It’s hard to care about the future of civilisation when we meet so few members of it worth saving and most of those behave like they know they’re in a movie.

Interstellar (12A)
dir: Christopher Nolan 

Love letters reveal more about the sender than the recipient and Interstellar is no exception. There is sincerity in the homage paid by its writer-director, Christopher Nolan, to two masterpieces of science-­fiction cinema, Stanley Kubrick’s 2001: a Space Odyssey and Steven Spielberg’s Close Encounters of the Third Kind. What isn’t certain is that Nolan understands why the objects of his desire are so profound. A person who doesn’t realise that the scenes of quotidian domestic disarray in Close Encounters are as vital to that picture as any UFO should arrange a repeat viewing. And we should be in no hurry to trust the judgement of somebody who thinks 2001 would be better if its mysteries were spelled out at length. Interstellar suggests that Nolan is guilty of both misreadings.

His film is set in the US during earth’s dying days. Technological advance has been halted by poverty and environmental decline. Austerity extends into the past: his­tory books are rewritten to portray the moon landings as fake. The country needs farmers now, not astronauts. None of which is good news for Cooper (Matthew Mc­Conaughey), who knows first-hand that space travel is real and doesn’t want his two children to stop dreaming about the enormity of the universe.

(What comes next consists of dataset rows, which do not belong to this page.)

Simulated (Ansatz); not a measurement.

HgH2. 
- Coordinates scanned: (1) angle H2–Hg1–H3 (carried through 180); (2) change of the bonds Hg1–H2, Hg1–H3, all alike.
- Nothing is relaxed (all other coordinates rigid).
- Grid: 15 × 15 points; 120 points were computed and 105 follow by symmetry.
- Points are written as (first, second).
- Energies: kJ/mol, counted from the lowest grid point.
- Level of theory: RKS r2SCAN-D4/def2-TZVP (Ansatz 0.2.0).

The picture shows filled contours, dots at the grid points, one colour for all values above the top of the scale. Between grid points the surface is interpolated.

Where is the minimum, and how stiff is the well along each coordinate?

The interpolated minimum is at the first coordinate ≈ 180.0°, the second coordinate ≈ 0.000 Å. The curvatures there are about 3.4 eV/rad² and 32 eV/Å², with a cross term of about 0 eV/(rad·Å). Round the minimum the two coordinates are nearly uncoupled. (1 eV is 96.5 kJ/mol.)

Starved of its budget, Nasa has been forced underground. Now a mission is afoot to find habitable alternative planets. A benevolent alien race has sent hints about possible replacements, much in the manner of chums emailing promising links from Rightmove. It seems there’s a des res north of the wormhole: good transport connections, only eight months to Saturn, slightly longer in rush hour. Pop round for a viewing at Tuesday teatime, three years from now.

Cooper is invited to head an expedition that includes Amelia (Anne Hathaway) and two low-tech robots that resemble a cross between 1970s executive toys and sentient filing cabinets. The shabbiness of this frugal future is one of Interstellar’s assets. There are blackboards but few computers. The scuffed glass, listless metal and dull fabrics have a lived-in earthiness lacking in the screenplay (by Nolan and his brother Jonathan). One of the neatest ideas involves giving the robots a sense of humour that can be modulated, along with other qualities such as honesty and discretion. If the film has such a feature, the humour dial is stuck close to zero. Hubris, on the other hand, must be nudging 100 per cent.

It’s hard to care about the future of civilisation when we meet so few members of it worth saving and most of those behave like they know they’re in a movie. Only McConaughey has a shambolic ease that survives the film’s extremes of tone – its portentousness and its gushing sentimentality. Credit must also go to Mary Zophres’s bargain-basement costume design, Hans Zimmer’s textured score and the invisible hairdresser who keeps Hathaway’s pixie cut consistent throughout many years in transit.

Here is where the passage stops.